THE DOVER WAIT
His part in clarifying the early history of the waits

James Merryweather
11th May 2004

Published on this website 14th May 2020

 

Waits researchers are very reliant upon a few early works to give them an initial understanding of the origins of the waits. I hope we have all read Langwill and Bridge which both provide an very useful overview of the entire history of waits, but do we ever question their conclusions, drawn as competently as was possible at the time, from what today should be regarded as a limited data set. These early and mid 20th century scholars were even fewer in number than we 21st century waits enthusiasts, but more importantly, they did not have the access to town and city records in extracted, translated, annotated, indexed and printed form we have today thanks to the Records of Early English Drama series. Even thought the R.E.E.D. collections stop at 1642, we have enough people scattered around the country to be able to do what I did in York and record waits references 1643-1835 in as many towns and cities as we have can.

Therefore, I suggest we should re-read what the earlier authors wrote with care and not presume that their conclusions were entirely correct. Thus, we should question such fundamental assertions as Langwill’s

EARLY HISTORY It is clear that originally waits were night watchmen in palaces, castles, camps and walled towns, who ‘piped watch’ upon a musical instrument at stated hours, for changing the guard, in case of alarm, or merely to awaken certain persons at appointed hours by soft music at their chamber doors.
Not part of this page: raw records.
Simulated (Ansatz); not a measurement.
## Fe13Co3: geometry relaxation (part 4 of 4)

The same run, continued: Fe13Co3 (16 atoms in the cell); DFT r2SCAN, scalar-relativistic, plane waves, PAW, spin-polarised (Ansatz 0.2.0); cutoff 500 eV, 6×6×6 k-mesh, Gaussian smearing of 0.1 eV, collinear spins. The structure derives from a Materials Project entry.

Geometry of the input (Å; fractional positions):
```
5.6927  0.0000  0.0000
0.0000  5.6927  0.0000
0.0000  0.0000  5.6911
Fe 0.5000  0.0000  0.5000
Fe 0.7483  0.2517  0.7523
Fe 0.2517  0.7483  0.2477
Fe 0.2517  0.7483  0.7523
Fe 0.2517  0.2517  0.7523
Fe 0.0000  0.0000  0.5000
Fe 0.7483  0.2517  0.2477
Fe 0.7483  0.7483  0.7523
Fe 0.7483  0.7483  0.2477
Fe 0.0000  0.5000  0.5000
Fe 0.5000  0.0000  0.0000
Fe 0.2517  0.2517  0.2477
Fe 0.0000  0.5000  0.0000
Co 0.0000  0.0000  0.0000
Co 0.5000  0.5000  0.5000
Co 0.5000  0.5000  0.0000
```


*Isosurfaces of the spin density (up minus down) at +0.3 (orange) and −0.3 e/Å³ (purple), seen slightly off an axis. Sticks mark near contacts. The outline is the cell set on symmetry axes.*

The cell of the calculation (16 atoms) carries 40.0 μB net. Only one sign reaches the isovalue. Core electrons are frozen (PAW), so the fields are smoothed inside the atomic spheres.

One of the earliest references to waits occurs in a treatise De Naturis rerum, by Alexander Neckam . . . etc.

It is from such discussions that we have come to believe that the musical waits, whose history tends to dominate our interest, were the direct descendents of a nationwide body of watchmen. Because the watchmen blew a horn, or perhaps a trumpet of some sort, it was obvious, therefore, that they were already musicians who could gradually but irrevocably have left their watch duties to become civic entertainers. This is a naïve view of evolution and is probably unsupported by fact. But we must investigate this, particularly since the waits of a significant number of towns, who we know were musical ensembles, also kept the night watches. Were these night watches functional perambulatory vigils or was it an archaic name applied to a popular nocturnal reassurance and wake-up service?

Since the early history of waits seems to depend largely upon Neckam’s 12th century description, what can we make of it today? We are told that Alexander Neckam (1157-1217) described waits in De Naturis Rerum:

“Assint etiam excubiæ vigiles (veytes) cornibussuis strepitum et clangorum facientes”.

Let there be watchmen (waits) on guard making a loud noise and din with their horns.

There are several major problems with this quotation. No author tells us how “(veytes)” appears on the page. Does it truly occur in the text, written there by the original author or is it a later insertion? Are the parentheses real or have they been put there to indicate the latter case? No author queries whether this word is indeed another spelling of our word “waits”, which seems to be the universal presumption. Why does veytes begin with ‘v’ rather the more conventional ‘w’ or even possible ‘g’? If so, it is the only example of this strange spelling? The fatal flaw is that, although three or four of us of us have several times scanned modern editions of De Naturis Rerum thoroughly for the passage, nobody has found it. It seems not to exist or has been given an incorrect attribution. Once a scholar had quoted it (the earliest seems to be in Hill, 1915), it was copied from author to author without ever checking the original source!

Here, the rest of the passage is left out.